Weston Park in Shropshire is the stunning former home of the earl of Bradford and boasts a history stretching from Capability Brown and Disraeli to the hosting of the G8 summit and Northern Ireland peace talks. It's no wonder, then, that the food is superb. While you can enjoy some delicious local food in their public restaurant – The Granary – we wanted to bring you a taste of what the visiting great and good eat in the historic dining rooms of the house itself. We persuaded head chef Guy Day to share this fabulous starter with us.

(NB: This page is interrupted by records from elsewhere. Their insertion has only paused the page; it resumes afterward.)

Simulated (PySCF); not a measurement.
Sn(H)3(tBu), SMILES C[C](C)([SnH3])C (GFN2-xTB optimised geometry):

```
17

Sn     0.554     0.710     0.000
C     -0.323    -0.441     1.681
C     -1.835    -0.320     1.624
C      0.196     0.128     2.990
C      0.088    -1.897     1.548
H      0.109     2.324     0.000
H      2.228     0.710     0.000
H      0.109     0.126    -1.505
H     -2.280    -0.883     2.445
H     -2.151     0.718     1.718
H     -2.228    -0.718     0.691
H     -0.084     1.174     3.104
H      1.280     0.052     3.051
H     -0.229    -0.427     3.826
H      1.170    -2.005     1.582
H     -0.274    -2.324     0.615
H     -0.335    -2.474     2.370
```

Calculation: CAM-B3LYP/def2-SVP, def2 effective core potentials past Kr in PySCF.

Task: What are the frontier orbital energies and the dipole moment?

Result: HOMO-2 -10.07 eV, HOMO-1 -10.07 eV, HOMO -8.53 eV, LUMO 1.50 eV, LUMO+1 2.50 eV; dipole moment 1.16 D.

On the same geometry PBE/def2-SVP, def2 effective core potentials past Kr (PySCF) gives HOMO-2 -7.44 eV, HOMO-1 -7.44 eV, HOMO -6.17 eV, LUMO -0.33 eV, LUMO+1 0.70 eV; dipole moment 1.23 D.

Goats' cheese parfait with mi-cuit tomato 'petals'

'Mi-cuit' means semi-cooked, and in this dish it refers to slices of ripe plum tomato, heated in a very low oven to evaporate some of the moisture and intensify the flavours. It makes a fabulous accompaniment to this herby goats' cheese parfait, but if time is tight you could serve with bought semi-dried or sundried tomatoes in oil instead.


Serves 6 as a starter


  • 50g pine nuts
  • 300g rindless soft goats’ cheese
  • 1 small garlic clove, finely grated on a microplane
  • 1½-2 tbsp honey
  • ½ x 20g pack tarragon, leaves only (5g picked weight)
  • a small handful of flat-leaf parsley, leaves only (5g picked weight)
  • a handful of basil leaves (10g picked weight)
  • 150ml double cream
  • 6 medium plum tomatoes
  • ½ tbsp olive oil
  • 1 small garlic clove, crushed (optional)
  • a pinch of caster sugar
  • 25g pine nuts
  • 1-2 tsp balsamic pearls (find them in the Speciality Ingredients aisle)
  • micro herbs or watercress


  1. Toast the 50g pine nuts in a small dry frying pan on a low heat until lightly golden. Tip into a bowl and allow to cool. Line six moulds (each about 100ml in capacity) with clingfilm.
  2. Blend the goats' cheese in a food processor until smooth. Tip into a bowl and stir in the pine nuts, garlic and honey – add the honey to taste, you don’t want it to be too sweet.
  3. Finely chop the herbs and stir gently into the cheese (don’t do this bit in the processor or the cheese will turn green).
  4. Whip the cream to soft peaks, then gently fold the cream into the cheese and season. Spoon the mixture into the lined moulds, cover, and chill for 4 hours or overnight.
  5. Preheat the oven to 120°C, fan 100°C, gas ½. Score the tomatoes, place in a heatproof bowl and pour over a kettle of boiling water. Leave for 1 minute, then drain and cool by plunging into a bowl of ice-cold water.
  6. Skin the tomatoes, cut into quarters and scoop out the seeds and core. Toss in a bowl with the olive oil, crushed garlic, pinch of sugar and some salt and pepper.
  7. Arrange the tomato 'petals' on a baking sheet lined with baking paper, and bake for 1 hour until just slightly shrunken. Allow to cool before serving.
  8. To serve, tip the parfaits out of their moulds. Smooth the sides with a hot palette knife, if you wish. Place a parfait in the centre of each plate.
  9. Arrange 3-4 tomato petals around each parfait, scatter with the pine nuts and balsamic pearls, and finish with a few micro herbs or watercress leaves.


To make an edible crisp to decorate (as pictured) slice flour tortillas into strips and wrap round heatproof circular moulds or metal chefs' rings and bake in a medium oven until crisp.